Pomegra Wiki

Incremental Value at Risk

The incremental value at risk (IVaR) of a position is the change in a portfolio’s value at risk if that position is added to (or removed from) the portfolio. It captures both the position’s standalone risk and how it correlates with existing holdings. A position with high standalone volatility may have low IVaR if it is negatively correlated with the rest of the portfolio.

IVaR is used by portfolio managers, risk officers, and asset allocators to size positions and decide whether adding an asset improves or worsens portfolio risk. It differs from conditional value at risk (CVaR) (tail-risk focused) and standard VaR (portfolio-level risk), though all three are used together in modern risk frameworks.

The Logic of Incremental Risk

Suppose a portfolio’s VaR (95% confidence, one-day horizon) is $100,000. The portfolio manager wants to add a $10M position in a volatile commodity future. If the new portfolio VaR becomes $115,000, the IVaR of the new position is $15,000. This means the addition increased portfolio risk by $15,000.
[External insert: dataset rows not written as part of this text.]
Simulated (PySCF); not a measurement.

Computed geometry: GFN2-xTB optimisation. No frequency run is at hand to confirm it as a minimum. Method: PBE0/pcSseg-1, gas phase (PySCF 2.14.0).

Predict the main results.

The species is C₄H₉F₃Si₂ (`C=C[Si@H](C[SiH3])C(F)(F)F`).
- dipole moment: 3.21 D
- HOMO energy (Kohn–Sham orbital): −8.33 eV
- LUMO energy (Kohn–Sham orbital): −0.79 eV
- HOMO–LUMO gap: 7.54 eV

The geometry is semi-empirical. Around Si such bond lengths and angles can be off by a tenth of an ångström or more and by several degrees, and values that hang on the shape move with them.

Whether this is acceptable depends on the expected return of the commodity position and the portfolio’s risk budget. If the expected return justifies $15,000 of additional daily risk, add it. If not, reduce the position size or reject it.

Critically, the IVaR is not simply the position’s standalone VaR. A $10M commodity position might have a standalone VaR of $50,000 (if commodities are volatile). But if commodities are negatively correlated with the rest of the portfolio (which is long equities and bonds), the IVaR might be only $5,000 — or even negative if the commodity acts as a hedge. This is the essence of diversification: adding a negatively correlated asset reduces portfolio risk even if the asset itself is risky.

Relationship to Marginal VaR

Incremental VaR is closely related to marginal VaR (MVaR), which is the derivative of portfolio VaR with respect to the position size. Mathematically:

MVaR ≈ IVaR / ΔPosition Size

If adding a $1M position increases portfolio VaR by $5,000, then the MVaR is approximately $5 per million added. This marginal cost is useful for sizing: if you want to limit the portfolio’s daily VaR to $150,000, and adding commodities costs $5M per $1M exposure, you know you can add about $10M of commodities before hitting your VaR budget.

In practice, portfolio managers work with both IVaR (for discrete yes/no decisions about adding a position) and MVaR (for continuous sizing decisions).

Calculating IVaR

The calculation depends on the VaR methodology. For a parametric (delta-normal) VaR model:

  1. Compute the portfolio VaR at a given confidence level (e.g., 95%).
  2. Add the proposed position (at the proposed size) to the portfolio.
  3. Compute the new portfolio VaR.
  4. IVaR = New VaR - Old VaR.

For historical simulation, the same logic applies: re-run the historical scenarios with the new position included.

For a Monte Carlo VaR model, the calculation is more computationally intensive but conceptually identical: simulate future returns including the new position, compute the VaR percentile, and subtract the baseline VaR.

IVaR and Risk Attribution

Portfolio risk attribution—decomposing total portfolio VaR into contributions from each position—uses incremental VaR as a building block. If a portfolio has 50 holdings, each holding’s contribution to total VaR is approximately its IVaR.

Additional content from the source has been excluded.